In the report "The State of the Customer Experience, 2012," 93 percent of businesses surveyed identified the customer experience among their strategic priorities, and 28 percent placed it at the top of the list. Additionally, 75 percent plan to use it as a key differentiator.

Despite this, many companies are not investing in the contact center. Only 43 percent of respondents plan to improve the contact center agent experience; just 22 percent plan to improve the automated portion of the call center experience.

Megan Burns, the report's author, argues that "inconsistency is everywhere.

"Even when companies know what it takes to deliver great customer experiences, they haven't made it an enterprise-wide habit," she explains. "As a result, even when pockets of customer experience excellence exist, they are likely undermined by poor experience practices elsewhere in the business."

That could explain why 77 percent of respondents to the Forrester survey identified improving the online experience as a key objective and 61 percent plan to add or enhance mobile experiences.

"The current state of customer experience management in most companies is ad hoc at best," Burns wrote. Fifty-five percent of firms have a companywide customer experience improvement program; 57 percent have an executive in charge of those efforts, and 51 percent have a customer experience team. Most teams are small, with 71 percent of respondents reporting fewer than 10 people dedicated to customer experiences.
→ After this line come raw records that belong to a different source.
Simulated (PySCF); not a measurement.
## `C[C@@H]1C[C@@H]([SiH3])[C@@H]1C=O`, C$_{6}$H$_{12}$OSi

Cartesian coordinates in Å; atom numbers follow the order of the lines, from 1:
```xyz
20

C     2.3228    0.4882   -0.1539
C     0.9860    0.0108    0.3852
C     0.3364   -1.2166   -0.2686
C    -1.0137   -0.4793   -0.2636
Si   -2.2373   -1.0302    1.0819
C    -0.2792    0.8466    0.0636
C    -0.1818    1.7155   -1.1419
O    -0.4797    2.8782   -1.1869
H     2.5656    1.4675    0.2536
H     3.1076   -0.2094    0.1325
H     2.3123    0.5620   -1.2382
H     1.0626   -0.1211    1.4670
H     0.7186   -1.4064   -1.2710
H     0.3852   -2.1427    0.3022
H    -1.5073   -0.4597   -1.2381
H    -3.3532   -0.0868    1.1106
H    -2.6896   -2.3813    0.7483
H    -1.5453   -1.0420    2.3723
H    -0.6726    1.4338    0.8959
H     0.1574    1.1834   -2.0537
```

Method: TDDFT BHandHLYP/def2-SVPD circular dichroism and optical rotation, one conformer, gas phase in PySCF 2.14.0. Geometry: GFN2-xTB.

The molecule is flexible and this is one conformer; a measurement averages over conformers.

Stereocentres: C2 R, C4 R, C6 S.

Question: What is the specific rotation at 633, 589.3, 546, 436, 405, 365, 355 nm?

The good news is that 79 percent of respondents expect their company's investments in customer experience to grow or stay the same this year. Forty-one percent plan to add internal customer experience positions to their payrolls; 37 percent plan to augment internal staff with outside consultants; and another 29 percent expect to hire experience design agencies.

Among technologies where investment is expected to occur, the report notes that companies plan to spend money on the following:

  • CRM tools: 44 percent;
  • social media monitoring software: 44 percent;
  • customer data integration: 43 percent;
  • behavioral Web analytics: 37 percent;
  • enterprise feedback management: 29 percent;
  • text or speech analytics: 24 percent;
  • Web site session recording and playback: 21 percent;
  • call center equipment upgrades: 19 percent; and
  • agent desktop platforms: 7 percent.

And while the report notes the value of benchmarking performance against that of competitors and industry leaders, Burns says company customer experience leaders "shouldn't just blindly follow the pack." Instead, she says they should be prepared to model the unique effect customer experience has on key business metrics, like loyalty, sales, service, and revenue, and then use those models to define what's needed to prevent customer churn. Then they should match current strategies with existing financial realities.

"They should map the firm's CX [customer experience] ecosystem to help employees see where they fit into the broader CX delivery system," Burns notes. "Finally, they should use the ecosystem map to help managers at all levels tailor customer insights, task design, standards, success metrics, and rewards to make them relevant and meaningful to employees based on their role in the ecosystem as a whole."